COLUMBUS (AP) -- A giraffe died in April at the Columbus Zoo and Aquarium after the chief veterinarian injected the wrong drug during an operation, according to a federal investigation.
Zoo officials did not mention the error by Dr. Michael Barrie when announcing the death. Instead, officials attributed the death to heart failure while under anesthesia.
But a report by the U.S. Department of Agriculture said Dr. Barrie grabbed the wrong syringe during the operation to remove an epoxy shield from one of the giraffe's hoofs.
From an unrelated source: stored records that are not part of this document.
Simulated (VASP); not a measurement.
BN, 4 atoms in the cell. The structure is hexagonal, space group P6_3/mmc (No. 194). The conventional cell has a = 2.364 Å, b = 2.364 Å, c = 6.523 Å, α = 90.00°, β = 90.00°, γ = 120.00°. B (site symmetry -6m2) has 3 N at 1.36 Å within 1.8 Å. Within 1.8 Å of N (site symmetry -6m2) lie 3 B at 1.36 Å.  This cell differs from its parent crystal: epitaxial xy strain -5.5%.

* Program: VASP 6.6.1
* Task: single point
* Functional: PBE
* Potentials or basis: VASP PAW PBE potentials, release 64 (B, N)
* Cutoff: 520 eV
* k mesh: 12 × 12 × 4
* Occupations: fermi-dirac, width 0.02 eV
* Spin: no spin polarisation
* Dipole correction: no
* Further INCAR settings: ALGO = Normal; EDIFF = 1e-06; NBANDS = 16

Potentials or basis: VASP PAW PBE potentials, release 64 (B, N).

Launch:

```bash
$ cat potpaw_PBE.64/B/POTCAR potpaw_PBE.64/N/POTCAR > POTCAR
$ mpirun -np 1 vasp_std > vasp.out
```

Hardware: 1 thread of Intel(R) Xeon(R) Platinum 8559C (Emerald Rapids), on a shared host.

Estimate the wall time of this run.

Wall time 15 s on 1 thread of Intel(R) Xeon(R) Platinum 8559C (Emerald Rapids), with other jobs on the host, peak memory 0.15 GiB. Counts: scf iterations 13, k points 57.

Assistant Zoo Director Donald Winstel said zoo officials knew of the error the day that the giraffe, named Kenya, died, but they were not certain it was the cause of death until a post-mortem examination confirmed it a month later.
The federal report said Dr. Barrie had intended to administer atropine, a drug to stabilize the giraffe's heart rate, but he instead injected atipamazole, a drug used to awaken an animal from anesthesia, the report said.
Dr. Barrie, the zoo's chief veterinarian for four years, said the two syringes were lying side by side.
"I picked up the wrong one. It caused a cascading effect, and she died," Dr. Barrie said.
Dr. Barrie said he has never made a similar mistake in his 24-year career. To guard against a similar error in the future, syringes will be color-coded, he said.
Zoo officials said they remain supportive of Dr. Barrie and continue to have confidence in him.
Lisa Wathne with the People for the Ethical Treatment of Animals in Seattle, called the death "absolutely appalling."
"If this were a human, that doctor would be facing an incredibly large malpractice suit," said Wathne, adding that PETA will file a formal complaint with the Agriculture Department seeking sanctions against the zoo.
Three other animals died in April at the Columbus zoo.
Another giraffe, named Tsavo, was euthanized after zoo keepers found him lying in a cage and couldn't get him to stand. A necropsy showed Tsavo had torn muscle fibers throughout his body.
A day earlier, two zebras died minutes after being moved to a temporary enclosure outside Columbus. They got spooked and slammed into fence posts, breaking their necks, officials said.
The federal report found no errors in the treatment of Tsavo or the zebras.